Next month will mark the end of an era in San Francisco as the city’s sole remaining gun shop closes its doors. High Bridge Arms has been in business at the same location since the 1950s, but with the next round of city regulations and restrictions on gun dealers (which means just High Bridge) the city fathers have found the straw required to break the camel’s back. It’s a glorious day for liberals. (Fox News)

Business for the last gun shop in the city of 840,000 has been good, according to Alcairo, especially since the store, which caters to law enforcement and outdoors enthusiasts, announced it would close next month.

Situated in the prominent city heart of Mission Street, High Bridge Arms was founded in the mid-1950s by Bob Chow, who competed in the 1948 Olympics 25-yard pistol shooting event. By some accounts a Bay Area institution, it has long been a tourist destination – specially for members of the law enforcement community who visit the city.

“I found the staff to be friendly, decent, law-abiding people who have been harassed by the San Francisco anti-gun crowd for quite some time,” Jim Wilson, a retired sheriff from Alpine, Texas, told FoxNews.com as he recalled stopping by the shop during a visit to San Francisco a few years back.

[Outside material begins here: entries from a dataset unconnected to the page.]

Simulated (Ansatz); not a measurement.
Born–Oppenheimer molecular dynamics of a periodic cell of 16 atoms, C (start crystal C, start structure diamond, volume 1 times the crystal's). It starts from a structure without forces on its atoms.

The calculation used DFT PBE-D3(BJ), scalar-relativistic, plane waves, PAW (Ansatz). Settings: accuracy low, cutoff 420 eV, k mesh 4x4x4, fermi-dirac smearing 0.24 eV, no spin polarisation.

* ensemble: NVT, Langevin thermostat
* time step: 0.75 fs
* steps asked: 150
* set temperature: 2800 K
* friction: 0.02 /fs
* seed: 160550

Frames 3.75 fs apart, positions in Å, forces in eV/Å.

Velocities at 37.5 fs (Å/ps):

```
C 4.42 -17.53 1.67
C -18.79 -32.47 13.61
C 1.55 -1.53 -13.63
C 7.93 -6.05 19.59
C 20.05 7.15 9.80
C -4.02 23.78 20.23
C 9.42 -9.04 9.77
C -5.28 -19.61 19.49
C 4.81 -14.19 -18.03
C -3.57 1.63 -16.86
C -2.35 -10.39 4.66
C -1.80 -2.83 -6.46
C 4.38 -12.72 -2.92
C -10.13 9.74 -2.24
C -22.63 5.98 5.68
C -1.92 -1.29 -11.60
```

The new city laws were so far over the top that it’s difficult to imagine them surviving a court challenge, but the owners apparently don’t feel like converting their entire operation into little more than a legal defense fund to keep fighting the liberal legislature. They were going to force them to record videos of every customer in the store and keep those videos available permanently. The personal information of every customer would have to be turned over to the police department each and every week even if there wasn’t a hint of an allegation that any crime had taken place. In short, the rules were designed to force the shop to harass their own customers mercilessly to the point where no reasonable person would want to shop there anyway.

As the general manager viewed it, the writing was on the wall.

“This time, it’s the idea of filming our customers taking delivery of items after they already completed waiting periods,” Alcairo said. “We feel this is a tactic designed to discourage customers from coming to us.

“This year, it’s this and next year will probably be something else,” Alcairo added. “We don’t want to wait for it.”

The reason this is such a huge victory for the Left is that they’ve finally found an escape hatch to go around the courts and the Second Amendment. They were unable to flatly make guns illegal or to order the closure of a legally operated business, but with one strike after another they were able to finally harass them into closing. The real world effect is negligible, of course, since law abiding gun owners can still go somewhere else to purchase their guns, but it’s still a “moral” victory in terms of driving the evil gun shop out of their peace loving neighborhood.

And hey… it’s not like San Francisco is full of crime to the point where citizens would need to arm themselves, right?

 

Steinle

 

By Jazz Shaw September 27, 2015 (Hotair)

Supreme Court Urged to Take Up San Francisco Gun Control Case

ROSEVILLE, CA / January 15, 2015 – No less than 12 state and national civil rights organizations filed a brief in the United States Supreme Court today for a lawsuit challenging a San Francisco gun control ordinance.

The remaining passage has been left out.